The pound fell against the dollar for a fourth day and gilts rose as equities dropped and an industry group said financial-services companies may eliminate as many as 15,000 jobs in the second quarter.

Sterling also slipped versus the euro as leaders of advanced and emerging economies prepared to meet to discuss a global approach to financial regulation at the Group of 20 summit in London on April 2. Today’s decline versus the dollar put the pound on course for its third straight quarterly loss, the longest stretch of decline since December 2005.

“The pound is going to suffer given the negative global news,” said Ian Stannard, a senior currency strategist at BNP Paribas SA in London. “The increasing likelihood that we might not get anything significant out of the G-20 is going to weigh on equity markets and the pound too. Sterling could well be the underperformer of the week.”

Sterling dropped 1 percent to $1.4171 at 12:19 p.m. in London, after slumping to $1.4111, the lowest level since March 18. Sterling is down 3 percent against the dollar since the end of December. The British currency weakened 0.2 percent to 93 pence per euro. The pound may drop to $1.36 against the dollar this week, Stannard said.

Stock markets in Europe and Asia retreated, and U.S. equity-index futures declined.

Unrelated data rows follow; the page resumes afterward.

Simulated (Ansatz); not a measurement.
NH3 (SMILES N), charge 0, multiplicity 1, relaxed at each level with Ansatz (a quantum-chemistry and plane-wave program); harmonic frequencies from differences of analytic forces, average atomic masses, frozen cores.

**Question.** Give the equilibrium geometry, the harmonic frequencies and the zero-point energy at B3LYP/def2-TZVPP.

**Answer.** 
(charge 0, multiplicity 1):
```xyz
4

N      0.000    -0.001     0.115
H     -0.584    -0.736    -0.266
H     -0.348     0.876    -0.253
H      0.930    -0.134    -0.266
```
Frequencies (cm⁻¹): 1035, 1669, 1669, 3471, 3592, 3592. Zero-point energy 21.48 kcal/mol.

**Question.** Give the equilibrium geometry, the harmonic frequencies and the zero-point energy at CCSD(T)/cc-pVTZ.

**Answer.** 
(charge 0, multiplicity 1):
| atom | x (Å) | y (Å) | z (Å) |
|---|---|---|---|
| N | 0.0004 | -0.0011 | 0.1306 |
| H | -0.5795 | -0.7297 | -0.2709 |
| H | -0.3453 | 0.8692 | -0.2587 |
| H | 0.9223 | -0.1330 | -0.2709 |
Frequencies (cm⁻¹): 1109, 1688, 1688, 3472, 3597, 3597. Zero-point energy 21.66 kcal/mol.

The benchmark FTSE 100 Index declined 2.2 percent, with bank stocks including Barclays Plc and HSBC Holdings Plc falling. Barclays slid 9.7 percent as Societe Generale SA said the government may end up owning as much as 67 percent of the lender and recommended selling the shares.

Financial Job Cuts

U.K. financial-services companies may cut 1.4 percent of the industry’s workforce in the second quarter as business confidence declines further, the Confederation of British Industry said in a report based on a quarterly survey of financial companies. U.S. Treasury Secretary Timothy Geithner said yesterday on the ABC News program “This Week” that some financial firms will need “large amounts” of government aid.

Bonds gained as the Bank of England planned to buy 2.5 billion pounds ($3.5 billion) of gilts today as part of its quantitative-easing plan to reduce borrowing costs and revive the economy. The Federal Reserve plans to buy up to $300 billion of U.S. government debt over the next six months to cap borrowing costs and stimulate the economy.

“We expect the Bank of England’s and Federal Reserve’s purchases of government bonds to be supportive,” UniCredit Markets & Investment Banking analysts led by Munich-based Thorsten Weinelt wrote in a note to clients today.

The yield on the 10-year gilt fell 10 basis points, or 0.10 percentage point, to 3.19 percent. The 4.5 percent security due in March 2019 gained 0.85, or 8.5 pounds per 1,000-pound face amount, to 111.10. The two-year note yield decreased 10 basis points to 1.20 percent. Bond yields move inversely to prices.